World Class Goalkeeping
I made the very bold proclamation yesterday that Petr Cech is the best goalkeeper in the world. I am not ready to retract that comment, but after Manuel Neuer’s performance today I will put it on hold until after the final.
It is very rare that the two teams in a final of this magnitude are both fortunate enough to have two of the very best goalies in the game. But for us fans it bodes well for an absolutely sensational match.
Let’s be honest, no one wants to see a game decided on a keeper's mistake that happens once out of a hundred. We want to see excellent football that keeps the keeper on his toes, but beats him fair and square. You will not have to worry about that with these two in net. Both are seemingly immune to the slippery handed mistakes of less consistent net minders.

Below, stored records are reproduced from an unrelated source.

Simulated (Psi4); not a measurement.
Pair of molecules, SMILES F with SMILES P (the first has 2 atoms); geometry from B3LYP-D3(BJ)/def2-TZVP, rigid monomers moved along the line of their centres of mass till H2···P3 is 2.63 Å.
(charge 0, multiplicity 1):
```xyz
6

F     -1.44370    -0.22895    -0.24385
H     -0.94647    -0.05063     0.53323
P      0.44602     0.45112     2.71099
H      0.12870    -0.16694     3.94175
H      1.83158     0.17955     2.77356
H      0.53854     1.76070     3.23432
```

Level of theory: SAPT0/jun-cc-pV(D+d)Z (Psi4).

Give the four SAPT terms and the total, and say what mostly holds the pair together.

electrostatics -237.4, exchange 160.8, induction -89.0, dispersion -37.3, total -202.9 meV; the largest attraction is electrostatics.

But it will also make for a much more tightly played game. Chances on each goal should come with regularly and it may come down to making the most of those chances. Little cheeky chips and half-hearted shots are not going to upset either of these goalies. That slight shank or lack of attitude in front of goal is more than enough to give either the chance to make a save.
The goalkeeping will be perfect in the game, which means the shooters better be as well and consequently suggests that the better team will win.
Oh man I hope this goes to penalties!!! (Not really, Chelsea stink from the spot!)
Men vs. Men
One of the biggest complaints about the modern game is the amount of time wasting that goes on in a match. Neither of these sides is particularly well known for such antics as flopping and reeling around on the ground like they just got hit with a magnum slug in the back.
Now, I know dissenters will point to Chelsea as time wasters in both Barca legs and though I do not condone it, it was a strategy. There is no such advantage for them in this match to waste time until they have a safe lead. Same goes for Bayern.
But what really makes this a game of men is the physicality it will be played with. You can expect hard tackles and elbow-in-the-chest defending, but it will be purely to help the team, not in malicious or deceitful ways.
There also will be very little of the kind of defamation of the game found when players dive, beg and cry for calls. These guys are tough, every single one of them. They are big, strong and incredibly gifted at the game, but they also play it with a lot of pride and would not mar it through needless antics during stoppages.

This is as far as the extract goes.